Robbins: Questioning the wisdom of crowds

Nobody goes there anymore. It’s too crowded.
-Yogi Berra

I read with great interest Greg Hackney’s recent column about his “sharing water issue” with another pro during the recent BASSFest event on Kentucky Lake. It sounds like it was handled without harsh words or actions, but nevertheless left a bad taste in the reigning Toyota Bassmaster Angler of the Year’s mouth. I’m sure there is now at least one Elite Series pro who will not be getting a Christmas card from the Hackney family.

While I appreciated the column, in some respects it is old news, the bass tours’ version of a broken record. It seems like just yesterday we were all witnesses to a Chickamauga-based debate between KVD and Ike about who is and who is not part of “the community.”

Every summer big tournaments take place on the TVA lakes and every summer we have squabbles among every permutation of pros, recreational anglers and spectators.

You would think on a body of water as monstrous as Kentucky Lake, the anglers would be able to spread out and each claim a little slice of water for themselves, but that’s not how it works. These guys are too good, using past experience, modern electronics and in a limited number of cases some local help to zero in on the same little spots. The result is that you rarely if ever have the “juice” to yourself. It’s not limited to the TVA lakes – the same crowding occurs on even bigger bodies of water like Champlain, Okeechobee and Erie, resulting in take-a-number games of bumper boats and more than a few hurt feelings – but it seems to be particularly bad when the majority of the fish are offshore, using a minority of the available cover and structure.

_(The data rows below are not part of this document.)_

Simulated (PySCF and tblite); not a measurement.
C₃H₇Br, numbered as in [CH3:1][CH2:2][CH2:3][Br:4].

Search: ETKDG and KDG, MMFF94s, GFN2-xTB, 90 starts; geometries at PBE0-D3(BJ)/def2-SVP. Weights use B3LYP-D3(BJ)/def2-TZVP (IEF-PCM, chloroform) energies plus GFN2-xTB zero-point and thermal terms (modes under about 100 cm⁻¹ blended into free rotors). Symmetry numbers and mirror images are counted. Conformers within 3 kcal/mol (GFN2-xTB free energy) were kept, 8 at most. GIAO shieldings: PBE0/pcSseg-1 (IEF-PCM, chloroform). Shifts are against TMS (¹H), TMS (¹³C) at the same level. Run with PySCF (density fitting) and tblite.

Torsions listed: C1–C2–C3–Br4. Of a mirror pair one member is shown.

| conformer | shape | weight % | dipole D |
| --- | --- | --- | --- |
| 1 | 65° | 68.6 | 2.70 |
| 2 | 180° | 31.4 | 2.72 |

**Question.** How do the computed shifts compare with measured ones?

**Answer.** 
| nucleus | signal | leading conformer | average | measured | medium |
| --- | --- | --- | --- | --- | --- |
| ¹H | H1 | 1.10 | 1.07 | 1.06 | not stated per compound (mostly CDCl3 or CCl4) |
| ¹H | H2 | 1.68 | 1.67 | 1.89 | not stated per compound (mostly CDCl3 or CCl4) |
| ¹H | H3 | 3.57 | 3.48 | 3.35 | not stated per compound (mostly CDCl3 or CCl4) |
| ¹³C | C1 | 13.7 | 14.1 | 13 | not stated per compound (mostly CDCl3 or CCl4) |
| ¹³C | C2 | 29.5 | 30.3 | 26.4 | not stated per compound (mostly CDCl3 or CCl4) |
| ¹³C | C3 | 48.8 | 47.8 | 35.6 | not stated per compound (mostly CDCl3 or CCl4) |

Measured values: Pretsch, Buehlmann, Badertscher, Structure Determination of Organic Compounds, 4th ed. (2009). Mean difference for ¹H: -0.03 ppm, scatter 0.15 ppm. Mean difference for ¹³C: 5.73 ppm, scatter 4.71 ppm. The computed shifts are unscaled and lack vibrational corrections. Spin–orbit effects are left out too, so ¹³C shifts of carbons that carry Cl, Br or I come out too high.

In most cases, no rules are violated, just gray areas of “sportsmanship” and “ethics,” which seem to mean different things to different people. Confusing the situation even more, a single angler may have different standards for the same act depending on who is in involved, giving his buddy a little bit more legroom while cinching things tighter on someone he doesn’t like or respect. Just about every pro seems to have a story of how he was punked early in his career by someone who didn’t show him the “proper” or reciprocal deference. Similarly, if there had been 10 other boats there instead of just one, does that somehow change the dynamic?

I wasn’t present for Hackney’s issue with the other angler, and I didn’t discuss it with either of them, so I have no idea if Hackney is overstating, understating or properly representing his grievance. I don’t know if most of his colleagues would view it the same way. What I do know is that these occasions of head-butting seem to have become frequent, or at least more publicized. They occur everywhere, from Florida to California, from Wisconsin in the north to deep South Texas. The TVA tournaments, despite the waters’ size and the fertility of their fisheries, just seem to have more of them.

I’m not quite sure what the solution to this problem may be. I suppose we could keep the schedules operating according to the status quo, allowing the pros to work out these gray area issues on their own, through negotiation, intimidation or whatever other (legal) means they deem necessary and appropriate.

One other possibility would be to avoid venues where these turf battles seem to occur most frequently, but I’m certainly not prepared to argue that the Bassmaster Elites and the Opens should never again go to Guntersville or Pickwick or Chickamauga or Kentucky Lake. While I’ve been an unabashed supporter of B.A.S.S. visiting new and “non-traditional” venues, I also recognize that you have to support those communities that have supported the sport – and the TVA region is the longstanding breadbasket of bass fishing. To remove top tier tournaments from those venues would be unjust to longtime supporters of the sport and unjust to the sport itself. After all, many of our developments, from big crankbaits to flutter spoons to television-sized electronics, have either been developed or refined on those venues.

While I’m definitely not advocating a boycott or an abandonment of those lakes, maybe it’s time to move away from the summer ledge derbies. B.A.S.S. could visit Kentucky Lake in April when it’s flooded and primed for flipping. They could go to Guntersville in March, when the fish are chewing the paint off a lipless crank. And they could go to Chickamauga at just about any point in between, as it’s been one of the hottest springtime lakes in the country over the past several years. Yes, the ledge events give up lots of fish and big weights, but they’d be just as big at other times – or even bigger.

Maybe that’s a Band-Aid solution to a bigger problem, just allowing us to put off the resolution of these gray area disputes when we should be confronting them head on at the earliest possible opportunity. On the other hand, maybe it’s time that we work to minimize the opportunities for conflict. When you add the fuel of tightly-packed schools of bass to the twin fires of big paychecks and competitive personalities, someone always seems to get burned.